Your mixing you’re semaphores

Most struggling writers need to survive in a corporate world of hard working folks who may have talents in marketing or accounting or engineering or construction or management– but who, as a rule, wouldn’t know a pronoun from a preposition.  When I was working I often found that my inbox was cluttered with poorly written or grammatically meaningless e-mails, like this one:

I spoke to XXXX and is like you to present this document at the YYYY meeting.

Sentences lacking subjects or verbs are shockingly common, as are sentences in which the verb is of the wrong tense, like this one:

They are say the numbers are now at XXXX.

It’s generally not advisable to correct your boss’s grammar.  In fact it’s generally not advisable to correct the grammar of any of your coworkers– unless you don’t mind working with people who wish you would just die in a fiery car crash.  E-mails are often written in haste, so it’s understandable that some grammatical errors could slip by– even with spell-check and grammar highlighting. But when important business documents are written with preposterous word choices I often feel a teacher’s compulsion to make a polite suggestion.  Consider this excerpt, from an HR-written annual review document:

Demonstrates the necessary testing skills and knowledge commiserate with their role and level.

Apparently the author meant to use the word “commensurate,” meaning “in accordance with,” rather than a word which describes a form of empathy.  In my response I struck out “commiserate” and replaced it with “commensurate”, hoping that the author would realize the mistake and that the following year’s form would be corrected.  But when the next review came along, the questionnaire had the same bad wording as before.

Once I reported to the head of the marketing department that a major promotion to be displayed at 20,000 locations was written with the word “your” where it should have had “you’re.”  You just have to wonder if those who are very well paid to produce catchy advertising phrases ever took classes in which they were asked to write sentences commensurate with their roles.

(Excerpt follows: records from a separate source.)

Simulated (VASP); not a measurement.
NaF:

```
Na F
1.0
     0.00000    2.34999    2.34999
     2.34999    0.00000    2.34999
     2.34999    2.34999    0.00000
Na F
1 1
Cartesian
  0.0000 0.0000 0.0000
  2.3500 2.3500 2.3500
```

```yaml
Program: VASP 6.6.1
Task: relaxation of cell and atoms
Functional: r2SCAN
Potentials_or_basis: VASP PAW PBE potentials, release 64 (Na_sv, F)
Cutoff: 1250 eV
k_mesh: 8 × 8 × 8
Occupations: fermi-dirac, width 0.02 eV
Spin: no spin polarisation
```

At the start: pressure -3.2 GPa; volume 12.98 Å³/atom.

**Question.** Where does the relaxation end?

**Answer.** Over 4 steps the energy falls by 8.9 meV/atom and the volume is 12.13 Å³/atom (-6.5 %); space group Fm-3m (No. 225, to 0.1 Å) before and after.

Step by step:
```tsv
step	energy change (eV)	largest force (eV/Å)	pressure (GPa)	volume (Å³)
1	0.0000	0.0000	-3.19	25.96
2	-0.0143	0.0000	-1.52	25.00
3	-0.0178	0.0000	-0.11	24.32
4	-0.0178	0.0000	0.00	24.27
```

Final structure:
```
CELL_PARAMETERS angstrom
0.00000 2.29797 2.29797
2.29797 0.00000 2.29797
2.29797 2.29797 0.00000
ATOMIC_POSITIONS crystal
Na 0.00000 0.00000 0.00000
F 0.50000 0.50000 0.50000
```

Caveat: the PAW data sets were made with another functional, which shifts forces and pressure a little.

So allow me to commiserate with the many thousands of struggling writers who have had to grit their teeth when reading e-mails or corporate missives that butcher our common tongue.  It’s difficult to be polite in a world in which a command of one’s language is considered an impediment to the duties of commerce. People in the corporate world are busy and are often more concerned with selling than with the proper conjugation of the verbs they employ to that end.  To those who have found themselves in this unwelcome position I would offer the simple observation that you are certainly not alone and that it really is OK– on occasion– to correct the grammar of those corporate documents that threaten to blemish your company’s public image.